Everyone can be a leader. From the boardroom to the backyard, leadership is in your reach. Regardless of whether or not you have a formal leadership role, you can take action and set conditions for those around you to be successful.
Here is how: 1) recognize the leadership opportunities available to you each day, 2) use your ability to influence and take action, and 3) find the tools and tips needed to lead even when the situation is complex.
Opportunities to lead are everywhere
There are myriad of leadership opportunities in everyday life. For example, taking action in your community to improve neighborhoods by picking up litter, cleaning public parks, or organizing community watch programs. You can take action by helping a stranger cross the street, leading a local bicycle awareness ride, or encouraging a friend to try something new. In each of these opportunities to lead, your actions have the potential to change, improve, or inspire others to be the change they want to see.
There are also many opportunities to lead in the workplace. For example, even without a formal leadership role you may choose to go the extra mile to keep a project on track or rally others to get their tasks done. You might start a trend of smiles in the elevator, or organize guest speakers to join your team for lunch and learn sessions. Such actions have ripple effects that you may, or may not, ever see. Whatever the focus, opportunities to lead are everywhere.
Everyone has the potential to be a leader when they use their ability to influence and take action
In general, leaders tap into their influence because they see themselves as an active agent in the situation. Being an active agent means, you read a situation, decide what is important, and you take action. By virtue of taking action, you can influence others around you to do so too.
Central to the role of any leader is “taking action.” HSD offers three simple questions to help leaders do this: 1) What?, 2) So what?, 3) Now what?. This is the Adaptive Action cycle.
“Using Adaptive Action, leaders ask three questions. “What?” helps you name patterns of interaction and decision-making that shape success. “So what?” helps you make sense of those patterns. “Now what?” helps you inform action to influence yourself and your team toward greater fit, success, and sustainability.” (Adaptive Action)
Finding the tips and tools to helps leaders lead in complex situations
When I am coaching formal or informal leaders through conflict management or change initiatives, we often talk about an important nuance to using one’s influence and taking action. That is, how to take action when the situation is volatile, uncertain, complex, and/or ambiguous (VUCA). It is in these situations where we can all get stuck, and end up missing an opportunity to lead and influence.
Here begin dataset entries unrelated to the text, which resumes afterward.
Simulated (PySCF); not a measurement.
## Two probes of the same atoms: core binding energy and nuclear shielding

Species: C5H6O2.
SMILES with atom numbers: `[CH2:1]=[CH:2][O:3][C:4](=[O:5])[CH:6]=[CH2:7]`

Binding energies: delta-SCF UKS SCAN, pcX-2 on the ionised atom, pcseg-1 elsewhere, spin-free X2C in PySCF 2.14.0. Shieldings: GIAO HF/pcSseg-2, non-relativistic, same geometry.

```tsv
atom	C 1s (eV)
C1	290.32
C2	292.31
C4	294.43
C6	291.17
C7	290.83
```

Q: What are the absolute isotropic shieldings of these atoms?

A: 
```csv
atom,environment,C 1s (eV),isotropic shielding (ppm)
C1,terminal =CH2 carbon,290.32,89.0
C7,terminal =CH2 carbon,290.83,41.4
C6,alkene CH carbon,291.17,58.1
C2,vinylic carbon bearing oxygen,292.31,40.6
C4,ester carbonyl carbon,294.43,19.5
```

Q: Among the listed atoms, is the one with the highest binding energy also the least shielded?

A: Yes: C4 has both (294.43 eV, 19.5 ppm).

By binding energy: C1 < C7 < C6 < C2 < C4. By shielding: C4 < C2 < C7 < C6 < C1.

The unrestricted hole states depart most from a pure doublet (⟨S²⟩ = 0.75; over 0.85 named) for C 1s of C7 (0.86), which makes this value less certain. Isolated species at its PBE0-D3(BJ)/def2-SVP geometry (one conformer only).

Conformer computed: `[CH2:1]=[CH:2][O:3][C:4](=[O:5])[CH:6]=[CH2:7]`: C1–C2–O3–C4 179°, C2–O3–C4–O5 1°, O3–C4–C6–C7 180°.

In these complex situations the stakes are high and there is no room for error. If there is one tip I can’t stress enough, it is to use iterative Adaptive Action cycles to select your next wise actions. VUCA situations, like driving in heavy fog, require many careful advances. Advance slowly and actively with your “What?”, “So what?,” and “Now what?” questions, being sure to take an action each time (no matter how small) to keep your influence in motion. With each action you will receive feedback. Pay attention to this feedback, it is essential information. Use this feedback in your next cycle of “What?,” “So what?,” and “Now what?” questions to gain new opportunities for insight and action.